Insurance Agent Cannot Be Sued For Breach Of Fiduciary Duty06.08.2011
Resolving an inherent conflict between insurance law and agency law, the California Court of Appeal held unequivocally that an insurance agent cannot be sued for breach of fiduciary duty. Although Workmen’s Auto Ins. Co. v. Guy Carpenter & Co., Inc., 194 Cal.App.4th 1468 (2011), involved an insurer’s claims against its authorized agent, the Court held that an insurance agent cannot be sued for breach of fiduciary duty, leaving little doubt that an insured similarly has no such claim against its insurance broker.

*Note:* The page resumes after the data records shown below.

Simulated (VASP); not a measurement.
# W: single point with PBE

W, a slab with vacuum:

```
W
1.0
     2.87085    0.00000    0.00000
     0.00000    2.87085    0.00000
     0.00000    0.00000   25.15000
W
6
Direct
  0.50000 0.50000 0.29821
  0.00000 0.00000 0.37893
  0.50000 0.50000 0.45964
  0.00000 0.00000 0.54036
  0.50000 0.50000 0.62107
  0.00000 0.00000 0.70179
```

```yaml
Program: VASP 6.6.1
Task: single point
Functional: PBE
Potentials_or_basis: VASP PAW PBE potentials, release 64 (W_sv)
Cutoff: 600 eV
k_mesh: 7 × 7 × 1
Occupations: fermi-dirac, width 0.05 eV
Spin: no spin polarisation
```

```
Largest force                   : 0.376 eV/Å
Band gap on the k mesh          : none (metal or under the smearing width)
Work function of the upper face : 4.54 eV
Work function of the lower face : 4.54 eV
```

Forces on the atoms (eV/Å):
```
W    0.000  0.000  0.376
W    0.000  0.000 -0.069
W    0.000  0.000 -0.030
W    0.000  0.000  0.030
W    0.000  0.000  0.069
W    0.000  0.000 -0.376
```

Insurer alleged that it had an agreement with Agent, a reinsurance intermediary, for Agent to act as Insurer’s agent on reinsurance agreements, including authority to place risks and negotiate terms. In addition to breach of contract and negligence, Insurer alleged that Agent breached its fiduciary duty to Insurer and caused over $35 million in damages. The breach of fiduciary duty claim was dismissed following several demurrers. Trial resulted in judgment for Agent on the breach of contract and negligence claims.
After discussing in detail case law on an insurance broker’s duties, the Court concluded that while an insurance broker is liable to a client in tort for intentional acts or failure to exercise reasonable care, the broker does not have a special duty of care to its client that rises to the level of a fiduciary duty. The Court noted that while a broker can be, in a technical sense, charged with certain fiduciary duties (such as receiving and holding premiums), the insurance broker does not have a fiduciary relationship with a client.
On the other hand, under general agency law, an agent must disclose to the principal every fact known to him and any fact the concealment of which would lead to injury to the principal. Agents are fiduciaries to their principals. Indeed, an agent has an obligation of “diligent and faithful service the same as that of a trustee.”
Noting the irreconcilable conflict between insurance law and agency law, the Court gave primacy to insurance law. First, the Court discussed stare decisis - once a ruling is declared in an appellate decision, that rule should ordinarily be followed by other courts considering the same legal issue. This leads to consistency and predictability. The Court found that to impose new duties on brokers would conflict with decades of case law on broker’s duties.
Second, the Court found that the breach of fiduciary duty claim to some extent mirrored the negligence cause of action, which Insurer was allowed to argue to the jury. Thus, the Court reasoned, there was no prejudice to Insurer.
After Workmen’s, insurance agents and brokers can take comfort that they are not held to a heightened standard of care owed by fiduciaries. The decision draws a bright line - no breach of fiduciary duty claim lies against an insurance agent or broker. However, agents and brokers still must exercise ordinary due care under the circumstances and are subject to negligence and breach of contract claims.